Last Updated Jun 22, 2018 at 12:00 am MDT

CHICAGO – The Rev. Martin Luther King Jr. marching arm-in-arm with other civil rights activists. Cesar Chavez hoisting a picket sign in a farm workers’ strike. Gloria Steinem rallying other feminists for equal rights.

During the 1960s and into the 1970s, amid the turbulence of protests for civil rights and against the Vietnam War, every movement seemed to have a famous face — someone at a podium or at the front of a march who possessed a charismatic style, soaring oratory and an inspiring message.

Not so today.

The new wave of political activism, marked by protests in the nation’s capital and cities across America, looks more anonymous.

Since the presidential election of Donald Trump, there have been marches for women, science, the Dreamers — immigrants brought to the U.S. illegally as children — and most recently, gun control, a response to the school shooting in Parkland, Florida. In all those events, many voices — some more high-profile than others — have represented each cause.

Have America’s protests changed so they rely more on the masses and less on one captivating leader?

The answer, some experts say, is yes, for two reasons: Progressive politics have moved in that direction— think Black Lives Matter, Occupy Wall Street — and social media has radically transformed activism. Decades ago, it could take weeks of planning, newspaper ads and a rousing speaker to organize a successful protest. Now a Facebook post or a series of tweets can fill the streets, jam a state capitol or block an expressway.

“With the rise of social media, it’s definitely a lot easier for people to mobilize more quickly and you don’t necessarily need to have one charismatic leader like Dr. King, who had almost some kind of magical quality,” says Rachel Einwohner, a Purdue University sociology professor. “But you still do need some powerful message that really resonates with a lot of people.”

Technology alone hasn’t created the shift. Some progressives believe there’s “something inherently wrong or problematic” about having a dynamic leader, says Fabio Rojas, an Indiana University sociology professor. “Modern progressive social movements see themselves as a very democratic form of politics,” he says. “When they make decisions, they want a lot of consensus.”

Black Lives Matter, which has been in the forefront of protests against police violence and fatal shootings of black men, is among the many movements that have adopted this approach.

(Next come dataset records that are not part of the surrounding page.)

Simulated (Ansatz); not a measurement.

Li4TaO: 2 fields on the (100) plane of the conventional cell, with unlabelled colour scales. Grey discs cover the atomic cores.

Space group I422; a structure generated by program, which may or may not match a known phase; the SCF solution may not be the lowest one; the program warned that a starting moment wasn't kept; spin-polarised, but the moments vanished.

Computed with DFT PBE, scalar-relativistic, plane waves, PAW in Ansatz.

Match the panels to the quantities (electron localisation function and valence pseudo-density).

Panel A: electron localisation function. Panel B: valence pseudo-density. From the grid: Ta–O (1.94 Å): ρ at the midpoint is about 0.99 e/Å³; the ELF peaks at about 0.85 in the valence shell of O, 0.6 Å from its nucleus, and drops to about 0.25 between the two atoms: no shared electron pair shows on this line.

“The model of the charismatic leader was not something that we were interested in and in fact, many of us were trained to believe that the people themselves are going to set themselves free, not one person,” says Patrisse Cullors, a co-founder of the group.

Cullors says her group is sometimes misunderstood.

“People assume because we hit the streets and protested that we don’t believe in anything else … and that because we don’t have a single leader, we’re aimless.” Instead, she says, Black Lives Matter, which has 40 chapters in the U.S., Canada and England, has a clear strategy, including participating in electoral politics.

Another leaderless movement, Occupy Wall Street, rocked the heart of New York’s financial district in 2011 with its encampment in a park and its rallying cry — “We are the 99 Percent” — that condemned the concentration of wealth in the U.S.

Many credit Occupy with putting economic inequality on the national radar, but Micah White, the group’s co-founder, says the real goal — to end the influence of money on democracy — was “a constructive failure. … The main lesson is that street protests do not translate into political change because elected representatives are not required to listen to the majority.”

While this democratic approach is effective, experts also say there are benefits to having a leader.

“A lot of people out there today feel there’s something really wrong and broken with the country, with the world,” says Karthik Ganapathy, rapid response director at MoveOn.org, a public policy advocacy group. “The value of having a centralized leader is there’s someone saying, ‘Here’s what you can do about it.’ Yet now, he says, there’s no one who “can really claim that mantle the way that King did.”

But even in King’s day, movements couldn’t be reduced to a single face.

Whether it was the bus boycott in Montgomery, Alabama, the Vietnam War protest at the Lincoln Memorial or the farm workers’ strike in California, each history-making event depended on hundreds or thousands of foot soldiers who organized, raised money and engaged in other grass-roots work.

And many leaders were backed by formidable organizations: For King, it was the Southern Christian Leadership Conference; for anti-war activist Tom Hayden, the Students for a Democratic Society; for feminist Betty Friedan, the National Organization for Women.

Hasan Jeffries, an associate professor at Ohio State University and expert on African-American history, says the civil rights movement was always decentralized, but the media, looking for someone quotable, would zero in on one person — often, King.

These days, “activists are now able to push back, mainly through social media and provide channels for multiple voices in ways that simply were unavailable on a large scale 50 years earlier,” he says.

Einwohner, the Purdue sociologist, says when history books are written, they will include groups such as Black Lives Matter and the Dreamers.

“I can’t think of a name or a face that necessarily is going to be remembered 50 years from now,” she says. “But will these movements be remembered? Absolutely.”